San Francisco—Bruce Yamashita listened carefully to a young admirer, offered her advice (“hang in there, don’t ever give up”), then autographed her conference folder. He had just finished delivering a polished and inspiring keynote address at the Miyako Hotel to the Japanese American Citizens League Youth Conference. He clearly savored the moment.

Quite a difference from the last five years. Yamashita, discharged from the U.S. Marine Corps (USMC) Officer Candidate School (OCS) for “leadership failure” in 1989, has since been fighting a legal battle with the USMC to regain his dignity and pride, charging that he had been denied his commission on racial grounds. In late December 1993, he learned that he had won, being notified that he would be commissioned as a Captain in the USMC Reserves this month.

Yamashita’s charges (and substantiation of racial discrimination and harassment by the Marines OCS also forced the USMC to address racial and gender inequalities in OCS policies and resulted in the U.S. Congress passing legislation requiring all branches of military service to publish and enforce equal opportunity policies at their respective officer candidate schools. “Right makes might,” Yamashita told the youthful audience. “How do I know? Because David has slain Goliath.”
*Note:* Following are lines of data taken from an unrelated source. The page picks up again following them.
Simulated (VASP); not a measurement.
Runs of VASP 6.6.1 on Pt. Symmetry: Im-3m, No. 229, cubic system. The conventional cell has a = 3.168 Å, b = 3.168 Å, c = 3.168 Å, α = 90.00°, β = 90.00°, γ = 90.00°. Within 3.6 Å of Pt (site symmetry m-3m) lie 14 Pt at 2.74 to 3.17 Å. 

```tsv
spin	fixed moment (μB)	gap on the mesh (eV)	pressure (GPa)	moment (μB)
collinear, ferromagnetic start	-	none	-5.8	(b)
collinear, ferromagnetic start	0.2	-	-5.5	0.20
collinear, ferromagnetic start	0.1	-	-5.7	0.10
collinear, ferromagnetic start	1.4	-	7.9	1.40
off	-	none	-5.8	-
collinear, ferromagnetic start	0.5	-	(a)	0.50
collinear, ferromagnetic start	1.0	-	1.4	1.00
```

This is a story made for television. The hero has leadership stamped all over him. High school president (University High in Honolulu). Good grades. Interscholastic League of Honolulu all-star running back. Spends a year studying in Japan. Attends University of Hawaii, gets bachelor’s in political science. While a student, is elected delegate to Hawaii Constitutional Convention. Law degree and master’s in foreign service from Georgetown University. Decides to be a lawyer in USMC. Admitted to OCS. Is kicked out for leadership failure two days before graduation. Petitions Marine Corps. Wins legal battle. Media hero. Asian American hero. Only catch, no love interest (but Hollywood has a way of fabricating that part.) Joked Yamashita, “When I entered OCS, I was a young stud. Now, I’m an old man.”

Yamashita began his ordeal Feb. 6, 1989, in Quantico, Va., home of the Marines’ Officer Candidate School. On the very first day, the verbal abuse began. “We don’t want your kind around here. Go back to Japan.” Hey, Yamashita, you speak English?” “You know, during World War II, we whipped your Japanese ass.”

Throughout the 10-week training, Yamashita endured verbal and physical abuse. “Humiliating,” he says of the treatment. “I felt I had no choice but to accept it.” When he was “disenrolled,” he was devastated.

For Yamashita, born and raised in Hawaii, this treatment was an eye-opener. “I had always assumed that I was an American. I went to OCS just an American. You know, just one of the guys. (The slurs and resulting discharge) went to the very heart of my identity, of who I was.”

Of the five that were discharged that day, four were men of color: an African American, a Hispanic American, a Filipino American, and a Japanese American. He didn’t think much about it at the time. Yamashita was thinking mostly about what had happened to himself. “I was filled with self-doubt,” he said. “You know, I was raised to accept my failures. Maybe the Marine Corps knew me better than I knew myself.”

Back home in Hawaii, Yamashita began asking questions. He learned the Army and Navy had strict policies against making racial remarks. According to Yamashita, even the Marine recruiting officer in Hawaii was appalled by his story.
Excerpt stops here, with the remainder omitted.